As familiar as a tattered family album with a few shocking color prints of a modern young woman sporting vintage clothing, Shore mines her New Jersey Jewish past with poignant grace, missing her mother, reminded of those small details that bring the dead back to life, if only for an instant:

“as though it were perfectly natural
to be wide awake at 2 a.m….

we’d talk deep into the night, like diplomats
agreeing to a kind of peace.”
            (My Mother’s Chair)
My favorite poem in the collection is evocative of a loving childhood, tinged with the reality of a chaotic world scarred with jarring inequity:
“Every morning, I unbend
their wire limbs and lay them
back in their tiny box where
they sleep all day like vampires.
…..
Single file, they descend
the mineshaft of my unconscious,
with only a pick axe and hard hat
beam to light their path.
…..

until, like the Disappeared,
they’ll all vanish without a trace,
leaving me to worry all alone
in bed with their empty coffin.”
            (Trouble Dolls)
But that teenage daughter hovers on the edges, proudly dragging her mother into the blinding light of the present, where the old ways and old things become treasured wardrobe additions:
“Flip-flopped, noosed in puka beads, my daughter
breezes through the store from headband to toe ring…

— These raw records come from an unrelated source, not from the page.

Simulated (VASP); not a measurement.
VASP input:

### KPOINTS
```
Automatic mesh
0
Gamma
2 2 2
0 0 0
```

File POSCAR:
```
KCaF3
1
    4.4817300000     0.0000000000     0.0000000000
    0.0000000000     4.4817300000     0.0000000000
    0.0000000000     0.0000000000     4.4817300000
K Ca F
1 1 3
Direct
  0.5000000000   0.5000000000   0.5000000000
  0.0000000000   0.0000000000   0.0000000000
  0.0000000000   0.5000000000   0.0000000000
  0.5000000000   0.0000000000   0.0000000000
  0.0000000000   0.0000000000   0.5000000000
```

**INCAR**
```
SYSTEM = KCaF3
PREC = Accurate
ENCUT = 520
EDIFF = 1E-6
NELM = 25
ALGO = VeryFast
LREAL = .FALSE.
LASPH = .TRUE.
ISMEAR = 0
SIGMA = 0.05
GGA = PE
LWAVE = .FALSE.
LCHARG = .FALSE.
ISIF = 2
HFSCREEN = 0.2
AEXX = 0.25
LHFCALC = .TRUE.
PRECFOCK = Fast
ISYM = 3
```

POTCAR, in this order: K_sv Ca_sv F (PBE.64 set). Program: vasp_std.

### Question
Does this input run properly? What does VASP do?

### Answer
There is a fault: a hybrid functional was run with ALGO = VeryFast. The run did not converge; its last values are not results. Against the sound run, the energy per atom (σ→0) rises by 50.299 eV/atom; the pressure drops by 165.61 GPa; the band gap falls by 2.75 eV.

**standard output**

Our daughters have trained us
to tamp down the least flicker of enthusiasm
for the nice dress with room to grow into…

Sinking under her stash of blouses,
she’s a Shiva of tangled sleeves.”
            (Shopping Urban)
Of course that daughter steps stealthily through her mother’s heart, making the usual assumptions of youth, where everything is in black and white:
“Reading the diary I kept when I was twelve,
my twelve-year-old feels entitled to the girl
I used to be, my past’s her private property.
…..
At twelve,
I kissed the boys, then kissed my dolls goodbye.
At twelve, she traded her bath toys
for a razor.
…..
‘“God, Mom, you were such a baby!”’
Shaking her head, she turns the page.”
            (My Daughter Reads My Old Diary)
Haunted by the faded images of family stories and remembered moments, family ghosts march through softly lit rooms, as present in death as they were in life. As comfortable as an old friend, Shore is one of those rare wordsmiths who invite others into her life, who shares poignant memories, encouraging others to do the same, linking family from generation to generation in a collection of poems that is as inclusive as it is revelatory.